I got stuck.. so many hours.. looked up hundreds of questions & answers here..
I want to grep data from a banks product website, e.g. "Delta" from:
https://wertpapiere.ing.de/Investieren/Derivat/DE000HS2JL06
(link will be dead on 17.09.2024 as product is going to end then)
delta.text should be -0,0193
First attempt:
delta = driver.find_element(By.XPATH, '//*[text()=\'Delta\']/following-sibling::td')
works sometimes.. mostly not.. for what reason? It could be the case as "Delta" appears 10 times on the site but then:
delta = driver.find_element(By.XPATH, '//*[text()=\'Delta\']/[5]following-sibling::td')
should solve the issue but it doesn't.
Another try:
delta = driver.find_element(By.XPATH, '//td[contains(text(), "Delta")]/following-sibling::td')
should work but doesn't either.
The attempt with the full path should solve the issue:
delta = driver.find_element(By.XPATH, '/html/body/main/div[2]/div/div[2]/div[1]/sh-derivative-greeks/div/div[1]/div/table/tbody/tr[2]/td[2]')
but the element can't be found; I assume because of the dynamic IDs the site is generating.
Does anyone have the decisive tip?
Thanks so much! Chris
Information in that page is being fed via XHR calls to various API endpoints. You can inspect those endpoints in browser's Dev Tools -> Network tab.
Here is how you can get that particular delta
value:
import requests
import pandas as pd
pd.set_option('display.max_columns', None)
pd.set_option('display.max_colwidth', None)
headers = {
'User-Agent': 'Mozilla/5.0 (X11; Linux x86_64) AppleWebKit/537.36 (KHTML, like Gecko) Chrome/104.0.5112.79 Safari/537.36'
}
df = pd.json_normalize(requests.get('https://component-api.wertpapiere.ing.de/api/v1/derivative/greeks/DE000HS2JL06', headers=headers).json())
print(df[[x for x in df.columns if x not in ['description.value']]])
Result in terminal:
isin isEmpty isVisible description.label delta.value delta.formatString delta.formatType delta.label gamma.value gamma.formatString gamma.formatType gamma.label theta.value theta.formatString theta.formatType theta.label vega.value vega.formatString vega.formatType vega.label rho.value rho.formatString rho.formatType rho.label omega.value omega.formatString omega.formatType omega.label labels.title labels.noInformationAvailable
0 DE000HS2JL06 False True Erklärung der Griechen -0.0193 0,0.00[00] Number Delta 0.0003 0,0.00[00] Number Gamma -0.003 0,0.00[00] Number Theta 0.0139 0,0.00[00] Number Vega -0.0382 0,0.00[00] Number Rho -8.8416 0,0.00 Number Omega (Hebel) Griechen Keine Informationen vorhanden
Requests documentation can be found here.

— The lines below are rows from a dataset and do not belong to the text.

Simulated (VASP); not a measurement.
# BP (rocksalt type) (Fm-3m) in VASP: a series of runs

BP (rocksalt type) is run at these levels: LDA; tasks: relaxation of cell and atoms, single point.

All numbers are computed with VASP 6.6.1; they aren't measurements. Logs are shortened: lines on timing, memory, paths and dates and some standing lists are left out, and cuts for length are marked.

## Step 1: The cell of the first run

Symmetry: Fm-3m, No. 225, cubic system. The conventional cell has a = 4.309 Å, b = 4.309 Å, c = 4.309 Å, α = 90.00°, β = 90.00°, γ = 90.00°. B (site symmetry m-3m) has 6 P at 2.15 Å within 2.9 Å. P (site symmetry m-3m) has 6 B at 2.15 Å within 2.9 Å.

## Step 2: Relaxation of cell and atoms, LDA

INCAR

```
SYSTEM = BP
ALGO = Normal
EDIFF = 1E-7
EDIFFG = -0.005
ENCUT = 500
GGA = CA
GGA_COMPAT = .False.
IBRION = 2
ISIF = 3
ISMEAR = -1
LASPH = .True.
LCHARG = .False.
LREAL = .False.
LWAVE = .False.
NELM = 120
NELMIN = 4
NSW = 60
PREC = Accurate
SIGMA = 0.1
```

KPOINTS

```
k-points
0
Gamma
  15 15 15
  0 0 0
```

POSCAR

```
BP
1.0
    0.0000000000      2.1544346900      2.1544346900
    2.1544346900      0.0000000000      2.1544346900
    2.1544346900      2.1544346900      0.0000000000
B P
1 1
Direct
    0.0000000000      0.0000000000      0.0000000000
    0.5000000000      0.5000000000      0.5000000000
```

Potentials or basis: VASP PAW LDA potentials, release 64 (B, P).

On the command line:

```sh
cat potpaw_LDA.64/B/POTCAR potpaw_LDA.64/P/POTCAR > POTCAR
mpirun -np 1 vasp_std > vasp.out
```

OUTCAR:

EDIT: If you prefer Selenium:
from selenium import webdriver
from selenium.webdriver.chrome.options import Options
from selenium.webdriver.common.by import By
from selenium.webdriver.support.ui import WebDriverWait
from selenium.webdriver.support import expected_conditions as EC
chrome_options = Options()
chrome_options.add_argument("--no-sandbox")
chrome_options.add_argument('disable-notifications')
chrome_options.add_argument("window-size=1280,1080")
with webdriver.Chrome(options=chrome_options) as driver:
wait = WebDriverWait(driver, 15)
driver.get('https://wertpapiere.ing.de/Investieren/Derivat/DE000HS2JL06')
delta_value = wait.until(EC.presence_of_element_located((By.XPATH, '//div[@class="sh-derivative-greeks"]//tr[@name="delta"]//td[@class="value"]'))).get_attribute('innerHTML')
print(delta_value)
Result in terminal:
-0,0193
Selenium documentation can be found here.